I wish Hamelin had recorded them or is going to recordd them. Read this:
Contributor Charles Cockey has this to say (informally, as part of an email exchange):
"I’ve not heard Hamelin do the Rzewski, regarding whom I’m in a distinct minority, it seems. I find his highly didactic intentions creating blocky overbearing pieces, albeit with sections and moments of brilliance. I’m willing to listen to MAH’s rendition, simply because I agree with you wholeheartedly as concerns his playing, period. A few years back Ligeti was in Berkeley, giving some seminars and concerts, and I heard all his then extant piano etudes played by Volker Banfield, with Ligeti (and blackboard) in attendance. Ligeti would come out after each etude and discuss and illustrate on the blackboard what it was he had in mind, and then Banfield would play the piece a second time, and we could then listen for the hidden forms Ligeti had so carefully constructed.

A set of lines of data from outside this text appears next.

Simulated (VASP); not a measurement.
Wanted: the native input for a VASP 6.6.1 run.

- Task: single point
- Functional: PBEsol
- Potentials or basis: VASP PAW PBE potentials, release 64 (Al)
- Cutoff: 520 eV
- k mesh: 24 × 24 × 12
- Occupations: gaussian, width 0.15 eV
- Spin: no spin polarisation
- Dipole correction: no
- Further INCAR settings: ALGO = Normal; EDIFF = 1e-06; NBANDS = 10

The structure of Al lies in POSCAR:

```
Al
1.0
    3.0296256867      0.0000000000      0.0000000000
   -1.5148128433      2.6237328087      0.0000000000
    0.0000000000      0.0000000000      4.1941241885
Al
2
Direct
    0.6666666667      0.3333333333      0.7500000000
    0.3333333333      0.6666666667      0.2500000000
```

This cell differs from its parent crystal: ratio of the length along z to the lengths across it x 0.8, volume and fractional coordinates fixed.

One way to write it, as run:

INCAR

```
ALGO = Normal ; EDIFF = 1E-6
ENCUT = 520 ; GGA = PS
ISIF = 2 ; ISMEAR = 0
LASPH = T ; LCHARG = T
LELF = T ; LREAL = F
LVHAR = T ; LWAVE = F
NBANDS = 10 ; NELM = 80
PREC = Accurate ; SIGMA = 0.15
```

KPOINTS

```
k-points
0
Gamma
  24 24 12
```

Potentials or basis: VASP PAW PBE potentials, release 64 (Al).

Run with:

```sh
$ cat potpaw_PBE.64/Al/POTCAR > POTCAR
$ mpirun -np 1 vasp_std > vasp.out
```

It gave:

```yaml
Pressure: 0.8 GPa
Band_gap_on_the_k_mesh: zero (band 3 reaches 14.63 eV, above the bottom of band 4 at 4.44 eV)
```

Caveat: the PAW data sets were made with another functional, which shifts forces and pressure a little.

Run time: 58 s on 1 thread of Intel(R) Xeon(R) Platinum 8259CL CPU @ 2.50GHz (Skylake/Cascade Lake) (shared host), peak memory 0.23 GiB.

A few weeks later Ligeti was doing much the same in LA. My then-girlfriend, a wonderful lady, was at that time working in LA, so I drove down and spent a week or so with her and going to the Ligeti events. Mark-André Hamelin played the Études, again with Ligeti and blackboard in attendance (and I believe the premiere of one more of the at that time not completly finished set). The difference was beyond astounding. Where Banfield’s playing (and pedaling?) was mushy and indistinct, Hamelin’s was totally sharp, crisp, alive, focussed, and much much more important, totally revealing of all Ligeti’s intentions to the point that Ligeti got up from his seat not once!! Just sat and smiled and nodded, and at the end came up and shared a bow with Hamelin. I’ve been a wide-eyed more than fan of Hamelin’s from that day forth. Truly astounding and revelatory performance!! Unless you’ve heard him play these pieces, I can truthfully say that you have never heard these pieces. It’s as simple as that."